It Doesn't Have To Be This Way

It Doesn't Have To Be This Way
  • 1 of 1

Notes on Making Maryam Keshavarz's Film "Circumstance"

You are talented. You are young, enthusiastic. You have nonetheless seen something of the world, at least of Iran, homeland of your ancestors and your regular summer destination. You have studied: Middle Eastern and Gender Studies, at an excellent university; film, at an excellent film school. You have made shorts, and a feature-length documentary. You write and shoot your first feature-length narrative. You film it in Beirut, because in Tehran they certainly won't let you make a film about lesbian love with explicit sex scenes. They probably won't in Beirut either, but there the censors are a little more lax and you manage to pull the wool over their eyes. Your film arrives in the United States. The fanfare of publicity is almost deafening, but clear: your film breaks taboos, sheds light on gay life in Iran, offers a window on 'Persian' youth culture, strikes a blow for freedom and human rights. You win the Sundance Festival audience award. You are interviewed by the New York Times, which praises you and your film in glowing terms.

            You tell us the story of the love of Atefeh and Shirin. They are two high school students in Tehran. They walk and talk and look and make love as if they were ten or fifteen years older. They are Iranians who speak with the accents of people who grew up in Europe and North America, although you went to great lengths to have a theatre director flown in from Tehran to ensure authenticity in dialogue. They have two desires: to escape the harsh and invasive attentions of state and family, finding themselves in a world of underground parties that resemble fully-fledged nightclubs in London or New York; and to lose themselves in the passion of their caresses. Atefeh's elder brother, Mehran, however, stands in their way. Classical musician, but bereft of ambition; a drug-addict - he becomes an ardent Muslim in service of the violent Islamic state. Enamoured of Shirin but unable to possess her, he schemes with his new colleagues  - who are too stupid to operate a microphone, but dab hands at repressing young people - to shame her and Atefeh; to separate them; to possess Shirin by marriage. The acting is solid; the story, for all its problems, helps us pass the time.

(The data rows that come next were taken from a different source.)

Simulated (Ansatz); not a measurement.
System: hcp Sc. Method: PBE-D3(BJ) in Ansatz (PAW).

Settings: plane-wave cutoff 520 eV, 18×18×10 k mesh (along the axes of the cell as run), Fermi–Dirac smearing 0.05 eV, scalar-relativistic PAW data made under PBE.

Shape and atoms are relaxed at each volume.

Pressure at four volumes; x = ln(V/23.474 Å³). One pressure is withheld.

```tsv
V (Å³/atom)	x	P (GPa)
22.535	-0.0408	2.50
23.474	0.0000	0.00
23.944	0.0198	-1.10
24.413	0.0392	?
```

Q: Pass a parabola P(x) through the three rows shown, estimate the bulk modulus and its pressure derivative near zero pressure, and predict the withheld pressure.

            You claim to be a cultural translator, but you serve us some of the nastiest, most indigestible chunks of our own culture in the guise of the other. Taboo-breaking lesbian eroticism embedded in socio-political context turns out to be clichéd Western masculine fantasies of exotic Eastern women clad in same-sex garb, presented to the audience by a voyeuristic camera. Naturally, for you would not want to disappoint, the first sexual encounter of the two women is accompanied by the call to prayer: for such is the Truth of life in the Muslim world. Or an important part of it, since you show us the rest of it too: a gang of angry bearded men rushing around oppressing people, especially women. There is nothing else.

            You show us flight from all this: flee to Dubai! There we can have all the sex we like in luxury apartments overlooking the beach. To hell with the ranks of the exploited who made this city of skyscrapers and shopping malls rise from the desert. Consume, and be free! When awaiting your flight, at least realize the limited freedom Iran allows: the freedom of the underground of endless vodka shots and tight, sexy clothes and flirtation and fashionable music.

            In truth, you tell us, better to wait until the Westerners come and save us again. With some help from Participant Media, audiences in the States will take action. From your film, they'll learn all about how life is really like in Iran, how the young folks just want to party and be like us, but the Muslims won't let them. They'll learn about the lack of gay rights, and how women are fighting for equality. They'll be given some useful, if limited information. They'll learn about the situation in their own country too, which is important, no doubt. If only it ended there. But in addition they'll also learn about the diverse grassroots Iranian women's movement through its most characteristic representative, a militantly secular member of the Iranian Communist Workers' Party who lives in London. Freedom is a human right. The Iranian gays and lesbians need to be saved. Their country is backward; let them watch Milk, dubbed into Persian, and learn to do what their brothers and sisters did in the US forty years ago.

            You could have offered something else, something better. You have the capabilities. You have the experience. Tell us something about your world and ours, the world of border crossing and hybridity, where Iranians and Americans are nonetheless far from equal. Tell us it in a language that dissolves clichés. That dances with a joy that augurs an end to the violence of us always telling ourselves how they are. That offers us a world where the self is fulfilled other than through endless consumption. We are weary of such a world! Let us be optimistic. There is a generation - of hyphenated Iranians of various kinds, of Iranians recently migrated blessed with many talents, increasingly aware, active in art and scholarship and activism. Join them! Join them.